Is it free crack for trolls day?
I've posted several times on the enormous carbon footprint a publication like The Stranger has. Want to go green? Go digital.
Asking people to subscribe to newsprint and all of it's advertising fliers is telling me to continue to pollute and create more greenhouse gases like the old days. Talk about hypocrisy.
"The conservative news outlets are doing fine. Their model is very successful."
Your saying you can't compete? If nobody is reading your news then there's nothing you can do to stop them.
You'd think facespace and google would be able to carve out even a small percentage of their ad revenue that appears on the same page as lifted media content to pay the creators of that media.

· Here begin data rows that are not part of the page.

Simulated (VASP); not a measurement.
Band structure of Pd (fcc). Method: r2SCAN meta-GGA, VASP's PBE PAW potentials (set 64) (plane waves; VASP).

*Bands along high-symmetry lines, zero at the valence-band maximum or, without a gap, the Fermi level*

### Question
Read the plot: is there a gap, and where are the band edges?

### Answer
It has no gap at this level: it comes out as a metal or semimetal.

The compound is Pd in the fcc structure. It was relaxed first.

What happens when print media dies? A Gallic shrug.
The only two print media publications I ever read religiously were the Stranger and Seattle Gay News. Seattle Times and get PI both kinda suck and always have. The Weekly sometimes had cool shit, but not always. The TNT is a joke, and the Olympian is okay but often just reprints stuff from other papers.
Online news has been a much better alternative, I can read stuff from other countries. I can read stuff by socialists and anarchists. I can read stuff that focuses in on topics I find fascinating. It doesn’t all come through the filter of the Gray Lady or WaPo anymore. It’s not just having to settle for Time or Newsweek now. I can read the U.K. Morning Star, or The Baffler or Jacobin. Those voices aren’t shut out of the conversation anymore, they’re not as hard to find as they used to be. I can see what the CBC or the BBC are saying about things. Instead of just reading tiny columns about Brexit, I can watch the Parliament on their YouTube channel. I can read about Trudeau and Singh in the Toronto Star if I want to.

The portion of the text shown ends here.